HB 1108 as of this writing has passed the House and moved on to the Senate for further consideration. The bill makes fundamental changes to the NOPFO and Foreclosure Fairness Act (FFA) by including non-owner-occupied residential real property up to four units. The bill does attempt to narrow this inclusion to only properties that are held by an identified individual – not an LLC or corporation holding. This is a permanent change to the FFA and NOPFO process, and the first-time property NOT occupied by a homeowner will be included in the program. Changes to the requirements prior to a trustees sale for these properties will now include:
– Changes to the Notice of Default
– The Notice of Preforeclosure Options (NOPFO)
– The beneficiary declaration that proves the beneficiary is the owner of the obligation secured by the deed of trust; and
– Meet and confer requirements and mediation if necessary
This will significantly expand the FFA program both for NOPFOs and for mediation, especially as we transition from moratoriums on evictions and foreclosures.

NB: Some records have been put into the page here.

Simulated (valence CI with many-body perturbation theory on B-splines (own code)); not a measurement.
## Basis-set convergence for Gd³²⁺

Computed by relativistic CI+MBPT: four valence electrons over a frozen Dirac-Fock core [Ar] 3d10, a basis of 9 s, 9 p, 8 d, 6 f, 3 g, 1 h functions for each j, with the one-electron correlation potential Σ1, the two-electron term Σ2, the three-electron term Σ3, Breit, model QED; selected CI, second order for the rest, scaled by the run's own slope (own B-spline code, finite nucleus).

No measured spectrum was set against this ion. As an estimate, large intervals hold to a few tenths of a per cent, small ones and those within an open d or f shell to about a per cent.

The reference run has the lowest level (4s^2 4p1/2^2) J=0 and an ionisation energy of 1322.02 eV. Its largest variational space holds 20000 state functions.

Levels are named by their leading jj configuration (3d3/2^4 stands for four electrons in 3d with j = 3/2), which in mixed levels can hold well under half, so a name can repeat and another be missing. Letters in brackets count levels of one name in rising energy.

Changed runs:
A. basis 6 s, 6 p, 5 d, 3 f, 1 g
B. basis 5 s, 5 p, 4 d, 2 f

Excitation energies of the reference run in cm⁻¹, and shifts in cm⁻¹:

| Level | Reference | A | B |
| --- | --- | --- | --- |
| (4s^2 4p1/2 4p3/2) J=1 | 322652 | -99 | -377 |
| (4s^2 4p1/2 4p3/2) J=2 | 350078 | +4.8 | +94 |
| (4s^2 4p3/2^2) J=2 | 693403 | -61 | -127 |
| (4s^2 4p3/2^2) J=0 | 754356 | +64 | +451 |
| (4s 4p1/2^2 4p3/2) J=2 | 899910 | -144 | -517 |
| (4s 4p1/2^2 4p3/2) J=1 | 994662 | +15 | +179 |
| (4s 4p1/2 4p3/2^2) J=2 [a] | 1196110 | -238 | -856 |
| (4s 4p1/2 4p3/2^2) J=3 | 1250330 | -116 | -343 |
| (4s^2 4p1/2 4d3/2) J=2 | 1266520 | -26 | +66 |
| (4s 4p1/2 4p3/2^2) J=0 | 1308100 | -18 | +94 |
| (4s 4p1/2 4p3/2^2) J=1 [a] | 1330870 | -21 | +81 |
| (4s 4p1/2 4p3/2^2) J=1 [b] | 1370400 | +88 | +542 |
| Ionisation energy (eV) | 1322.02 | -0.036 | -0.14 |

The bill also changes the funding source for the FFA in several ways. The program has historically been funded solely by fees on financial institutions of a certain size and which file a minimum number of NOTS or NODS (depending on the legislation) annually in Washington. Currently, beneficiaries are exempt from the mediation program if they certify under penalty of perjury that they were not a beneficiary of a deed of trust in more than 250 trustee sales in the previous year. Beneficiaries that are not exempt from the program are required to pay $325 per NOTS if more than 50 NOTS were recorded on its behalf in the preceding year. Under the proposed changes, beginning in January 2023, beneficiaries will only be exempt from the mediation program if they can certify that during the previous year they were not beneficiaries of more than 250 trustee sales of residential real property regardless of whether that property was owner-occupied up to four units.
Much of the funding increases won’t begin until 2023, but the inclusion of non-occupied 1-4 in the NOPFO and mediation process begins IMMEDIATELY upon the Governor’s signature. We are working to provide a waiver for those NOPFOs and NODs that have been issued prior to the emergency date.
We anticipate a significant amount of money to also be infused into the FFA and the mediation program in anticipation of a sharp increase in foreclosures in 2021/2022. As UTA members know, the FFA and mediation programs have been poorly funded, relying solely on fees from financial institutions. The Governor’s budget – and it’s believed the House and Senate budgets as well – will include a significant increase in funding for the 2021-2022 biennium. The Governor allocated $17 million to fund the FFA, mediation, and other programs to help homeowners facing foreclosure. As of this writing, we have not seen the House or Senate budgets but anticipate similar dollar values in addition to fees from financial institutions.
A positive bill from Olympia, HB 1376, repeals the use of the Torrens Act in real estate registration in Washington State. For property currently registered under Torrens, the bill creates a timeline to transition those properties to the county’s more common registration system by July 1, 2022. While little used in Washington, there are those that use the Torrens system believing it protects their home or property from foreclosure. It does, however, create title issues, and requires entities to go to court to file liens. County Auditors across Washington testified in support of repealing this method of property registration; there was no opposition.
The Legislature is expected to adjourn on April 25. It will be the first session I anticipate working 105 days without having set foot in the Capitol Building. The risks of managing new policies without sitting in a room together are significant and require additional input from UTA members over the next four to six weeks. I appreciate the continued guidance from members as we work through these issues.